This project was a two-week hackathon as part of my Data Science for Engineers class. My professor obtained data of Austin real estate closings for the past six months and wanted us to come up with some predictions for close prices and close-to-list ratios, given that the Austin real estate market is quite hot. I was with a team of three other mechanical engineering undergraduates for this project.
We started out by reducing the dataset to only look at single-family residences in the Austin area, and were able to visualize the market changes that our professor was talking about through patterns in the DOM and close-to-list ratio over time.
There were more than 250 features available in our dataset, and we narrowed down 20-30 features of interest to help predict the close price. We also engineered new features based on property distances from points of interest in the Austin area (major cities, businesses, and the metro) to see how they might influence the price of a home.

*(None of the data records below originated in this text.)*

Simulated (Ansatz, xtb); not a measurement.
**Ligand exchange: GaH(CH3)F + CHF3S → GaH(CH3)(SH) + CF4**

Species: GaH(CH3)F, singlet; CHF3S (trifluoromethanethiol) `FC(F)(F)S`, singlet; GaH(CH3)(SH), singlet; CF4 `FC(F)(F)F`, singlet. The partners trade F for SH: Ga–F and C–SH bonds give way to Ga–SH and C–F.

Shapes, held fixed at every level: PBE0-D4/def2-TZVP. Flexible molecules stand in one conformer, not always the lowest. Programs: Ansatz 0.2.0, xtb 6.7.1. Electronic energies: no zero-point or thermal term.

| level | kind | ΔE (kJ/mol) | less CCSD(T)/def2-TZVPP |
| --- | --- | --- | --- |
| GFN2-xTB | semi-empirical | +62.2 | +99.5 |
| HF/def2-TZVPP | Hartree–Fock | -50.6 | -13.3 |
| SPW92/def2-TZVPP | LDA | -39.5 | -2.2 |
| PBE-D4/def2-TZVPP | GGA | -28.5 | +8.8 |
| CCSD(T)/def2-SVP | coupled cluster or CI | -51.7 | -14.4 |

Above: an example of a heatmap for some of the numerical features to examine their correlation to the close price
Left: latitudes and longitudes of our properties (blue) and various points of interest (red, orange, purple) in the Austin area
Finally, we ran various regression models using several combinations of these features and compared their performance. A random forest model produced the best results, with our predictions of close price having a mean absolute error of about 16% with our final set of features. We found that square footage and location-based features (latitude, longitude and distances to points of interest) are among they key drivers of home price. Our results were compiled into a Jupyter notebook for final presentations - including a live demo of our model - to our professor and client that were well-received.